Given the detailed reforms proposed, the new economic growth discussion document would naturally spark debate and reaction as is being seen, acting head of economic policy Duncan Pieterse told Fin24.

He was reacting to sharp criticism from Telkom's CEO Sipho Maseko, who called the plan chaotic and incoherent in a Sunday Times opinion piece.

Last week, Treasury released a surprise economic policy discussion paper which seeks to boost growth to 3% and create over one million jobs.

The 77-page document included proposals to reintroduce a law to cut down on red tape, to simplify onerous visa regulations, and for Eskom to consider selling coal-fired power stations.

Maseko was not impressed with the telecommunications proposals, which included the unbundling of the local loop, which would force Telkom to give competitors access to the last-mile copper lines that connect business and homes to the telephone network, as well as the auction of broadband spectrum.

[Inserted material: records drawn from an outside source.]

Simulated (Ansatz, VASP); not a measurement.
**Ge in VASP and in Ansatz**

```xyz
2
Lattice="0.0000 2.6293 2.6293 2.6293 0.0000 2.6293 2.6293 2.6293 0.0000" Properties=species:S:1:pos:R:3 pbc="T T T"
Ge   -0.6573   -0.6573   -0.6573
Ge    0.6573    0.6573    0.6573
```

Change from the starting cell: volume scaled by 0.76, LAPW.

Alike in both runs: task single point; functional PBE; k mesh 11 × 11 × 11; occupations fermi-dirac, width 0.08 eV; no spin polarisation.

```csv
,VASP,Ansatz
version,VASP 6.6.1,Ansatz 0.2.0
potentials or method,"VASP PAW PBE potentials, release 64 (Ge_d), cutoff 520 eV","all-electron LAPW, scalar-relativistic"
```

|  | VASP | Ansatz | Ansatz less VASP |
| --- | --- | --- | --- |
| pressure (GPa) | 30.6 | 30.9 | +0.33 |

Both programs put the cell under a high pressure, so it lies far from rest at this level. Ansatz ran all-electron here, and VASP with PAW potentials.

Maseko criticised Treasury for dealing with what he said were outdated concepts, especially in the ICT sector. "[This] suggests the authors are not at all familiar with the current state of the ICT market or the technologies driving it," he wrote.

While Treasury has endeavoured to update as new policy decisions are taken, it can be quite tricky to do so, Pieterse said.

Maseko also said the paper was not aligned to the department of communications' gazetted policy direction for spectrum and the licencing of the wholesale open access network.

To this Pieterse responded that the discussion paper does not specifically make reference to the policy directive but is consistent with what the policy directive says. Treasury's discussion paper was released about a month after the gazette.

Treasury has been working on the paper since 2018, and has included input from academics and policymakers. Some of its ideas can be seen in the medium term budget policy statement and the national budget, Pieterse said.

"The document has been evolving over time," he explained. "There is a three-fold purpose to the document. It brings together everything we know about the micro-economic reform agenda, it brings a coherent set of reforms in one document and undertakes an exercise to quantify the impact of the reforms," he said.

'A lot of submissions'

Public submissions on the economic policy paper are critical and will be taken into account by Treasury, said Pieterse.

The public have until September 15 to submit comment.

"Public comment is a critical part of the process in the discussion paper. The idea is to take comments into account and process the submissions," Pieterse told Fin24.

He added that there have been a lot of submissions so far and the discussion paper will be updated in light of the submissions. The updated paper will be tested with academics and other policymakers before a final version will be republished, he told Fin24.

Finance Minister Tito Mboweni will then outline the process that follows.

Treasury envisions having the public submission process concluded before the medium-term budget policy statement in late October.